Scientists Discover Proof Of Century-Old Einstein Theory
CHICAGO (CBS) -- A century after physicist Albert Einstein predicted their existence, scientists have discovered proof of gravitational waves – ripples created in the fabric of space-time when two black holes collided more than a billion light years away from Earth.
The 1,000-member U.S.-led Laser Interferometer Graviational-Wave Observatory (LIGO) project unveiled its findings Thursday, five months after a pair of observing stations in Washington and Louisiana recorded evidence of the waves sweeping through our solar system.
Adler Planetarium astronomer Shane Larson, a Northwestern University professor who was part of the team that detected the waves, said it's too early to understand the impact this discovery might have.
"Gravitational waves are just now being discovered, and so the question about what will they mean to your life every day is not something that we can know. That's something for the future to know," he said.
Three solar masses were converted into gravitational waves that radiated outward in all directions. Some of those waves swept through our solar system last September, stretching Earth an infinitesimal amount in one direction and compressing it in a perpendicular direction as they distorted local space.
That is what the LIGO instruments detected at stations near Hanford, Washington, and Livingston, Louisiana. It was the first direct evidence of merging black holes, and the first unambiguous detection of gravitational waves.
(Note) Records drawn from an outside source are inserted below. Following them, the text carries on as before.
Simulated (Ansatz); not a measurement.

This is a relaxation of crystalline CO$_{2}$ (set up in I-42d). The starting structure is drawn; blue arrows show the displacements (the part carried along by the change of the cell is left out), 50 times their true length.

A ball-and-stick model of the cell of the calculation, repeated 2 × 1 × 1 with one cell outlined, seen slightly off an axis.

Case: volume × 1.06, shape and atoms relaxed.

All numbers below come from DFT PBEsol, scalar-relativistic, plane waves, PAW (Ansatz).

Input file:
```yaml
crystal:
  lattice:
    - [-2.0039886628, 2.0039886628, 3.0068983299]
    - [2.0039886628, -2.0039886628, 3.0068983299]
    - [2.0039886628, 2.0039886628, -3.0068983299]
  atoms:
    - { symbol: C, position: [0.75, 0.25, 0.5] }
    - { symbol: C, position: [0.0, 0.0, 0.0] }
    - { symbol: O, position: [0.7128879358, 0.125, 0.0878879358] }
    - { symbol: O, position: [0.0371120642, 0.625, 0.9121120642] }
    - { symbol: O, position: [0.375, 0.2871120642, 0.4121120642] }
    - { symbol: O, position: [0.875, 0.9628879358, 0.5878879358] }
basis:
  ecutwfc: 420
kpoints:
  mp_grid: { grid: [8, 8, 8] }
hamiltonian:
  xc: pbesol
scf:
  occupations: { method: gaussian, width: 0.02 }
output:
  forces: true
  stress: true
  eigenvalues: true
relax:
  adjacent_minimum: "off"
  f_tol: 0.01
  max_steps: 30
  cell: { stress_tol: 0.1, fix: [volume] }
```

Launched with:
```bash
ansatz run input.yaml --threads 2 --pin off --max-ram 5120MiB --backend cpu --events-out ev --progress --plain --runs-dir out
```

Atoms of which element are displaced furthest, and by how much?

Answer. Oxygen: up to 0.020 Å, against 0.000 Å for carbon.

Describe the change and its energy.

"The reason this is a big deal is because this is the first time, one of the first times, that we have the capability of seeing the universe, of studying the universe using something other than light, using something other than our eyes," Larson said.
Larson said Einstein never thought it would be possible to prove his theory of gravitational waves.
"He famously thought these gravitational waves would be impossible to detect, but you and I live in the future, and we have really advanced technology that has enabled us to build an instrument like LIGO that's capable of detecting gravitational waves, and using them to study the cosmos," he said.
Einstein predicted the existence of gravitational waves in 1916 in his general theory of relativity. The mathematics indicated that massive bodies under acceleration, like binary black holes or the collapsing cores of huge stars in the death throes of supernova explosions, would radiate gravitational energy in the form of waves distorting the fabric of space-time.
The waves would spread out in all directions, traveling at or near the speed of light. By the time a wave from an event many light years away reached Earth, however, its effects on space-time would be vastly reduced, becoming hard-to-detect ripples rather than powerful waves.
And that makes detection a major challenge. Gravitational waves stretch and compress space over amazingly small scales by the time they reach Earth and to detect them, scientists and engineers had to devise a system that could measure changes in distance that are vastly smaller than the width of an atomic nucleus.
Each LIGO station features a pair of 2.5-mile-long vacuum tubes arranged in an L shape in which precisely tuned laser beams flash back and forth between multiple mirrors that effectively increase the distance each beam travels to nearly 1,000 miles. The laser beams then are recombined and directed into a sensor.
If the light from each vacuum tube travels exactly the same distance before it is recombined, the LIGO detectors will not "see" anything -- the system is tuned so that the crests of light beams from one vacuum tube match up with the troughs of the other, creating destructive interference.
But according to Einstein, a gravitational wave will stretch space in one direction and compress it in a perpendicular direction. The effect on the LIGO stations would be to stretch the length of one vacuum tube and slightly shrink the other. Because the laser beams would travel slightly different distances during the passage of a wave, the crests and troughs would no longer match up when the beams are recombined.
The resulting interference pattern can be analyzed to determine exactly how much stretching and shrinking went on. But when it comes to gravitational waves, the effects on local space are truly infinitesimal, making detection a high-technology challenge and a feat Einstein could never have imagined.
To minimize the effects of sound-related vibrations, each vacuum tube in the LIGO system is pumped down to one-trillionth the pressure of Earth's atmosphere at sea level. The resulting vacuum has eight to 10 times fewer atomic particles than the vacuum of space.
To eliminate vibrations from Earth sources, the 88-pound mirrors in the LIGO stations are suspended from the bottom of four pendulums, each using heavy counterweights. Computer controlled actuators damp out the largest vibrations before they can reach the pendulum-supported mirrors.
Finally, the LIGO system features two widely separated observing stations to make sure a local vibration is not misinterpreted. A gravitational wave should be seen by both stations at roughly the same time.
The LIGO equipment, recently upgraded to improve its sensitivity, is capable of detecting stretching and shrinking 10,000 times smaller than the width of a proton. That's sensitive enough to measure the distance to the nearest star to within the width of a human hair.
On Sept. 14, 2015, the laser beams in the two LIGO facilities recorded just such a change.
Just as it took 100 years to prove Einstein's theory correct, Larson said it could take just as long to figure out what impact the discovery might have on everyday life.
"Science is just now understanding this, and so we're going to spend the next 100 years thinking hard about it, and maybe 100 years from now my and your great grandchildren will have some notion that this is important in their everyday lives," he said.
Scientists have said LIGO or similar observatories might someday be able to detect gravitational waves created by the big bang birth of the universe.